In order to setup the desired VBO within our VAO, we have to call glBindBuffer() & in this case access the Triangles buffer object. Then, like before we allocate memory to the VBO based on the vertices array, setup our vertex attribute array & lastly unbind our VAO & VBO:
CPP main()
//Sets index of VAO
glGenVertexArrays(NumVAOs, VAOs);
//Binds VAO to a buffer
glBindVertexArray(VAOs[0]);
//Sets indexes of all required buffer objects
glGenBuffers(NumBuffers, Buffers);
//Binds VAO to array buffer
glBindBuffer(GL_ARRAY_BUFFER, Buffers[Triangles]);
//Allocates buffer memory for the vertices
glBufferData(GL_ARRAY_BUFFER, sizeof(vertices), vertices, GL_STATIC_DRAW);
//Allocates vertex attribute memory for vertex shader
glVertexAttribPointer(0, 3, GL_FLOAT, GL_FALSE, 3 * sizeof(float), (void*)0);
//Index of vertex attribute for vertex shader
glEnableVertexAttribArray(0);
//Unbinding
glBindVertexArray(0);
glBindBuffer(GL_ARRAY_BUFFER, 0);In order to render our attribute arrays to a window, we need to send them through the OpenGL Graphics Pipeline. Depending upon the stage in the pipeline, we ourselves either cannot implement, have the option to, or must implement how the rendering is accomplished. The stages that we need to implement are the vertex & fragment shaders.
In order to do this, we need to create two files, which we will place inside the shaders folder & Visual Studio shaders filter. They will be named vertexShader.vert & fragmentShader.frag, however the names & extensions can be anything.

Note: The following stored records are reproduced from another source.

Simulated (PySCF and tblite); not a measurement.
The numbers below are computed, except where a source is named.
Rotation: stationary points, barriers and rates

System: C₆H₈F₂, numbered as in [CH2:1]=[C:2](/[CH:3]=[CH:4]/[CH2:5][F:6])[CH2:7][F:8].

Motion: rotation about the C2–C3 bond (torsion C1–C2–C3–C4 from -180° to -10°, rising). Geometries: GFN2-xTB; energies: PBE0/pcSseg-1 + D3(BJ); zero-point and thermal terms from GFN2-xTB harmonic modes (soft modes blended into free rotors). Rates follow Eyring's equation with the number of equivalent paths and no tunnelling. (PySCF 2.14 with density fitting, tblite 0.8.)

The code below is placed during the OpenGL initialisation process in the main() function. Its purpose is to retrieve the shaders that we wish to implement, set them up with the LoadShaders() function & lastly activate them with the glUseProgram() function:
CPP Globals & Includes
#include "LoadShaders.h"
GLuint program;CPP main()
Below glewInit(); vv
//Load shaders
ShaderInfo shaders[] =
{
{ GL_VERTEX_SHADER, "shaders/vertexShader.vert" },
{ GL_FRAGMENT_SHADER, "shaders/fragmentShader.frag" },
{ GL_NONE, NULL }
};
program = LoadShaders(shaders);
glUseProgram(program);Above glViewport(0, 0, 1280, 720); ^^
Shaders do not run serially as most code would on a CPU. Instead, many instances of them run in parallel on the GPU. However, while each instance of a particular type of shader shares the same logic, they do not necessarily share the same values. Each shader running on the GPU is responsible for one component of a stage of the rendering process.
Open our vertex shader. Shaders are written in GLSL, the syntax of which is based on the C programming language, therefore also baring a resemblance to C++. Note that Visual Studio does not support GLSL syntax highlighting by default, however there are extensions for this. Regardless, it is easy to install GLSL syntax highlighting extensions within Visual Studio Code, so it may be beneficial to use Visual Studio Code for GLSL.
The vertex shader determines all the positions of the vertices of an object. Therefore, each instance of a running vertex shader is responsible for one particular vertice. To get started, first we should specify our GLSL version at the top of the file.
Notice the type of our variable position. The layout qualifier allows for a variable's value to be retrieved from a vertex attribute from OpenGL. This is possible because the vertex shader is the first stage of the pipeline, meaning the previous stage was OpenGL. Therefore, we are able to use the layout qualifier to retrieve data from the CPU.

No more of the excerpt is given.